There is a fine American tradition that holds that politics stops at the water's edge, as Senator Arthur Vandenberg once said. The dirty little secret, of course, is that it doesn't. And it shouldn't. Politics is how decisions are made in a democracy -- not by bureaucrats, or the military, or the clergy, but by the elected representatives of the American people. Decisions about national security and foreign policy are no different. And when it comes to the politics of those critical issues, my beloved Republican Party has some soul-searching to do.
Our last election was not primarily, or even secondarily, about national security and foreign policy. But to the extent that a referendum was held on those issues, polls show that most Americans gave their vote to the Democrats. This was a sea change, and there are many reasons for it, but a major one is clearly the legacy of the Iraq war. As Phillip Carter of the Center for a New American Security has written, "The Republicans' mismanagement of the war allowed Democrats to reclaim an issue lost to them since the Truman administration." He is right, of course. And the result is that Republicans are now engaged in a fight for the soul of our party on matters of national security and foreign policy.

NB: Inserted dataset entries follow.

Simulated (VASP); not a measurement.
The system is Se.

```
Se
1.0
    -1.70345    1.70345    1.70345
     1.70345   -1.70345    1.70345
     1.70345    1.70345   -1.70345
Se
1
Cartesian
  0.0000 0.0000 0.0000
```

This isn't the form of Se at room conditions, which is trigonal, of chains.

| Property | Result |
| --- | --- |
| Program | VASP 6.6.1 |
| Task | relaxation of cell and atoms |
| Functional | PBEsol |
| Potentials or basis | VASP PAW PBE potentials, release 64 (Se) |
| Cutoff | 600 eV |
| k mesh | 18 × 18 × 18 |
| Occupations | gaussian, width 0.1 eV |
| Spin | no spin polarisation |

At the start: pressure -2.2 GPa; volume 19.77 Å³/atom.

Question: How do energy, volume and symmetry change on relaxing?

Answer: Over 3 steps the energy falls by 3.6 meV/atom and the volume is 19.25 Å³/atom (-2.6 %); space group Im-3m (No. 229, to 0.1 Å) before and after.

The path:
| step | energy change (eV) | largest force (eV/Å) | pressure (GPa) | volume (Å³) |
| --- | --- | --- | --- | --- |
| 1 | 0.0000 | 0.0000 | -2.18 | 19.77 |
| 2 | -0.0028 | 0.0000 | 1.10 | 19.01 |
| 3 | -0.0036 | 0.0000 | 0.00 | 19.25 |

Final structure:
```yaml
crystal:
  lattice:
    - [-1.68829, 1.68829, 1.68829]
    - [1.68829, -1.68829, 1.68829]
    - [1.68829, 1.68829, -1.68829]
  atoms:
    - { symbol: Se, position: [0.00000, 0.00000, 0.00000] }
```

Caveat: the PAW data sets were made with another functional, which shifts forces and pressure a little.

This current debate is only the latest chapter in a long-running argument among Republicans about America's role in the world. We can go all the way back to the debates that brought Teddy Roosevelt and William Howard Taft together, and then drove them apart. Later, we Republicans argued over the isolationism of William Borah and Charles Lindbergh. We argued after World War II whether we should contain communism or roll it back. We argued over détente toward the Soviet Union in the 1970s and 1980s. And we argued in the 1990s about the conflicting visions for the party offered by Republicans such as Bob Dole and Pat Buchanan. Indeed, Republican unity on foreign policy is more the exception than the rule -- the product of a charismatic leader, such as Ronald Reagan, or unique events, such as the September 11 attacks. And these arguments are often most contentious when the U.S. economy is weak.
Not only is this debate among Republicans not new, it is not at all bad. Indeed, it is a good thing. What Republicans need now is a vigorous contest of ideas on national security and foreign policy. This contest can and should be conducted respectfully and without name-calling, which is something that even an old whacko-bird like me must remember from time to time.
Of course, the stakes of this contest could not be more serious, as we were reminded last week by the terrorist attack in Boston. We are debating matters of life and death. And that is far more important than the future of any political party.
I cannot recall another time when our international challenges have been more complex or more uncertain. The project of European integration is facing existential pressures. The global economy continues its rapid shift toward the Pacific. The rise of China, India, and other great powers is shifting the balance of power in Asia and the world. North Korea and Iran are developing nuclear and missile capabilities that constitute a direct threat to the United States and our allies. The old geopolitical order in the Middle East and North Africa continues to collapse and an epic struggle is underway to define what takes its place. Al-Qaeda-affiliated extremists are on the march across the region. And with each passing day, Syria is becoming a failed state with possibly tons of chemical weapons and thousands of al Qaeda-backed fighters.
For all of the threats we face, however, the opportunities that exist in our world are far, far greater. No one benefits more from America's global leadership than Americans ourselves. That is why, for our own economic interests, we must seize the tremendous opportunities before us to expand free and open trade. For our own geopolitical interests, we must deepen the peace between the major powers of the world. And for our own national security interests, we must support friends and potential friends who want to embrace the cause of freedom and democracy.